Data ownership, Hilary Mantel, In Writing podcast and a social media job.
I've reviewed Sarah Lamdan's book Data Cartels for the TLS, it's available here (it was in last week’s issue of the paper). It's only a very short piece, about 450 words or so, but it was an interesting thing to do - in fact, writing a review that short was really quite hard, there was no space to waste. I ended up writing a first draft of about 900 words and then cutting it in half - before then getting some great help from the editor to shape it up. It was a learning experience.
I'm a subscriber to the paper and read it every week, so I jumped at the chance to write for them. It's nice to see the review in the issue. Seeing it out there has given a bit of a boost to my writing. I bought a spare copy at Edinburgh Waverley train station, it was nice to think of it being picked up by people to pass time at places like train stations.
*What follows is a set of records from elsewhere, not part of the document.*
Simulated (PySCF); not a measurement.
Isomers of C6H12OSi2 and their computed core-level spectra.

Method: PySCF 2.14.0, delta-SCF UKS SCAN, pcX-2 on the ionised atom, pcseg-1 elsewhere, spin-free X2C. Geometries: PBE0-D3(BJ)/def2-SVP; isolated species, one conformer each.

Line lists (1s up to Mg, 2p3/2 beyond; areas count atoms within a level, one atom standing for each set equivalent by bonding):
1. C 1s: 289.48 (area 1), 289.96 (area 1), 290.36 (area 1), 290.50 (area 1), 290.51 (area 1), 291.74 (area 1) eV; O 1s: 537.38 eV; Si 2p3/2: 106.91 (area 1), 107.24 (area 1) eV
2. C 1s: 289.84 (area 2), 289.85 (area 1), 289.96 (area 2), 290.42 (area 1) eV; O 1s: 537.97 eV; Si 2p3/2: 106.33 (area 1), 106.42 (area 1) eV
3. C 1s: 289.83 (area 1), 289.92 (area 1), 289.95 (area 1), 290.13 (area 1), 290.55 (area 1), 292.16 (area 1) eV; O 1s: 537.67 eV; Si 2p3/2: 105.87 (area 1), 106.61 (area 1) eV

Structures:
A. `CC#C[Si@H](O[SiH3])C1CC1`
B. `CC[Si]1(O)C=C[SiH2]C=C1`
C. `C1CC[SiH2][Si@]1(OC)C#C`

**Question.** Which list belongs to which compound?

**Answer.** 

Lamdan's Data Cartels is a meticulous book covering data access in academic, legal, financial and news sectors. It deals very directly with the protective ownership of data by some large companies - and the data monoliths covered in the book are not the ones that a reader might expect. Obviously there is only so much I could say in the brief TLS review. There were a couple of things that I didn't mention in that review, because of space and because I wanted to focus on the question of markets in my review of the book. First, I noticed that taking ownership as a focus was a good way to explore power from a slightly different angle. In particular it brings out the way that the control of data operates in practice (and in generating and managing value too). Lamdan repeatedly returns to the paywall as one key mechanism for controlling data access.
I thought the central concept of the ‘data cartel’ actually lost some of the subtlety of Lamdan's analysis. It left me wondered if there was a better concept for capturing what was being described. In the accounts the connotations of the label of cartel didn't seem to quite fit the type of monopolisation at work. Still, it remains a useful concept for promoting the type of control that was being accounted for.
The other thing that I ended up questioning was the separation of data and information that the book relied upon. The discussion of ownership in Lamdan's book - which defines the difference between data and information in the first chapter - seemed to expose the blurriness of the line between the two. It still becomes hard in places to separate data from information in the descriptions provided by Lamdan. Rather than being a problem, it seemed instead that the line can't really be drawn between the two where services are provided that attempt to extract value from data. Data and information are in process with one another.
In the review I briefly question the ability of markets to solve the problems highlighted by Lamdan. I pose that question in the review, and I know the answer is actually very tricky. Markets are not renowned for facilitating fairness though, so I think it’s probably a fair question to ask, especially if they are proposed as being part of the solution. Alongside renewed competition, Lamdan also talks of the repurposing of old regulatory frameworks from broadcast media, such as radio.
Social Media lecturer posts here at York
We are looking for a Lecturer in the field of social media here at York. The information is here. If you know anyone who might be interested, please do share this with them.
Whilst reading Hilary Mantel’s amazing Mantel Pieces collection, I’ve also been listening to as many talks and interviews as I can find. My favourite so far is this interview she did with Michael Rosen. The Mantel Pieces book has a really nice introduction that I wish was longer. In a few pages it tells the story of how the pieces were written and how she came to be a writer and reviewer.
Washington review of books
I recently discovered The Washington Review of Books on Substack. Published twice a week, it provides links to interesting readings and other content. Then there are supplements on film and arts too. Below is a link to a recent issue.
The In Writing podcast is back
The In Writing podcast, hosted by the writer Hattie Crisell, is now back for another series of interviews with writers about writing.